As court-reporting students, you are faced with a constant flood of new outlines to learn.
Nobody knows all of them, and nobody can learn all of them right now.
And that begs the question, “What briefs should you learn right now?”
The answer is elegant and simple: learn the ones that give you the most trouble. A word that shows up time after time after time is a better candidate to be briefed than one that appears sporadically.
Here’s an example: Learning a brief for “record” is much more important than learning a brief for “reformation.” “Record” is a very popularly used term. Knowing “reformation” is nice, but it isn’t very popular and the stroke itself is probably a bit hard. When you learn “record,” you are solving a problem that you face every day. You can’t say that about “reformation.”

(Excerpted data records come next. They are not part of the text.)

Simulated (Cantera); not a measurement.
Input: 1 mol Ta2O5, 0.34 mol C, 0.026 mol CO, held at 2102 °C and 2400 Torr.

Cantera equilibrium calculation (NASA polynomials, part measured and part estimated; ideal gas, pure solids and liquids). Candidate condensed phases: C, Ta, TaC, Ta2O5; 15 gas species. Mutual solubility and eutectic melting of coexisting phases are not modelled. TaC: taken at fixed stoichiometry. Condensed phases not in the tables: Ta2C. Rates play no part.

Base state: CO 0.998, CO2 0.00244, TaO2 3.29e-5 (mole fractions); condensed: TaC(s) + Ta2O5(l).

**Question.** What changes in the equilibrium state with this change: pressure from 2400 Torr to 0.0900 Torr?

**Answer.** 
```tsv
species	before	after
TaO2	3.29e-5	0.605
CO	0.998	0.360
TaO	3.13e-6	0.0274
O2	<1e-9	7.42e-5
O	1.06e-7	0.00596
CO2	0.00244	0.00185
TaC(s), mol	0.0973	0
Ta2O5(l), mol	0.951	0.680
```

Am I saying that you should never learn a brief for “reformation”? No, not at all. You will probably learn it when you learn “reform,” but even “reform” is not as popular as “record.” I would learn “reform” way down the steno avenue after I learned “record.” As to “reformation,” I decided long ago that the brief was too hard. I am much better off using two easy strokes, rather than one hard one. If “reformation” was more popular, perhaps I would look for an easier brief.
What are the briefs that show up the most? That’s fairly easy to figure out. Review your dictations, and write down the problem words. From that list, pick out a few of the really popular ones, and work on their outlines.
Review your drills.
Make a list of problem words.
Memorize the most popular words on your list.
I have much more detailed methods that we can talk about another day, but if you follow the simple plan that I just outlined, and you will have an effective method of memorizing briefs.